Yahoo!'s Account Key Eliminating The Need For Login Credentials: A Solution For Solving The Age-Old Problem?

Yahoo Mail app - iconThe Sunnyvale-based company Yahoo! is eliminating the need for users to enter login credentials when accessing their Yahoo! accounts. By literally 'killing' passwords, Yahoo! is like using a two-factor authentication, but without the first factor.

Back in March 2015, Yahoo! took its first major step in eliminating password by introducing temporary, on-demand passwords that are sent to the users' mobile devices. This method debuted Yahoo! Account Key, a feature initially available for users of Yahoo Mail app on both iOS and Android.

"Passwords are usually simple to hack and easy to forget," said Dylan Casey, Yahoo!'s VP of Product Management. To negate the inconvenience many users may face, Yahoo!'s team member worked a workaround for a solution.
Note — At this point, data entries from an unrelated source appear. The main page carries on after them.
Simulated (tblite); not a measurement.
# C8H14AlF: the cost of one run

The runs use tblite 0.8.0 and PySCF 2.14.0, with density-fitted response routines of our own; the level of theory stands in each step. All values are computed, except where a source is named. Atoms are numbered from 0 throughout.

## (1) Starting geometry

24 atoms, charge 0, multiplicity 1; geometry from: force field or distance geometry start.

The feature asks the user rather than forcing them to remember and enter passwords. When a user is accessing a Yahoo!'s app and wants to login, the service will simply send a notification to the device previously associated by the user.

"Are you trying to sign in?" the prompt asks. The user can then accept or deny. The former will open the app, while the latter will keep the app closed.

No matter what mobile device the user is using, as long as the Account Key recognizes the device as the user's, the user is able to login without having to input any login credentials.

When concerning the device is lost, backup email accounts or phone numbers can be used to verify the user's identity.

To accompany the said feature, Yahoo! also made some other changes to its Mail app, including the supports for third-party email accounts so users can now check their emails from other services while logged into the Yahoo! Mail app. Other updates include, and not limited to, the ability to add avatars for contacts, use swipe gestures and contextual search.

Yahoo! Mail app - Account Key - screenshot

Passwords: Yesterday's Problem, Tomorrow's Concern

Passwords are credentials to validate someone as the owner of what it's about to open. Whether it's for offline services or online, passwords are mostly used to protect certain data from anyone else except the respective owner.

Many have griped about the problems related to passwords. When done right, passwords are literally difficult to remember. Because writing a password down on a paper is not an option, most people like their passwords to be easily remembered. But that will eventually make them easier to be cracked.

Two-factor verification systems, password using biometric input such as fingerprint and facial recognition, and others, are some methods created to negate the use of remembering passwords. As a way around, people can also use password manager to store all their credentials in one place and securing them all with just remembering one master password.

But none of all the above solution are guaranteed to be a 100 percent fool proof, and/or powerful enough to completely eliminate password from existance.

We may not be at a stage where we can live without them, but Yahoo! can be sure that it can do well without them by introducing Account Key feature. Remembering password is like the thing of yesterday, but with the many solutions trying to eliminate it, password will either be an alternative or a remain a mainstream. At least in for foreseeable future.

Yahoo isn't that keen on two-factor verification because it thinks that it's too widely used. As Yahoo!'s Senior VP Jeff Bonforte noted, the feature is too complicated for most people as less than 10 percent of Yahoo! Mail's users are subscribers to it.

"Email accidentally inherits the weaknesses of other password systems on the internet. Our users are too often using the same password or service that they're maybe not thinking too much about. You can always get immense level of password security but you can't get an immense level of password security that's simple and intuitive," explained Bonforte.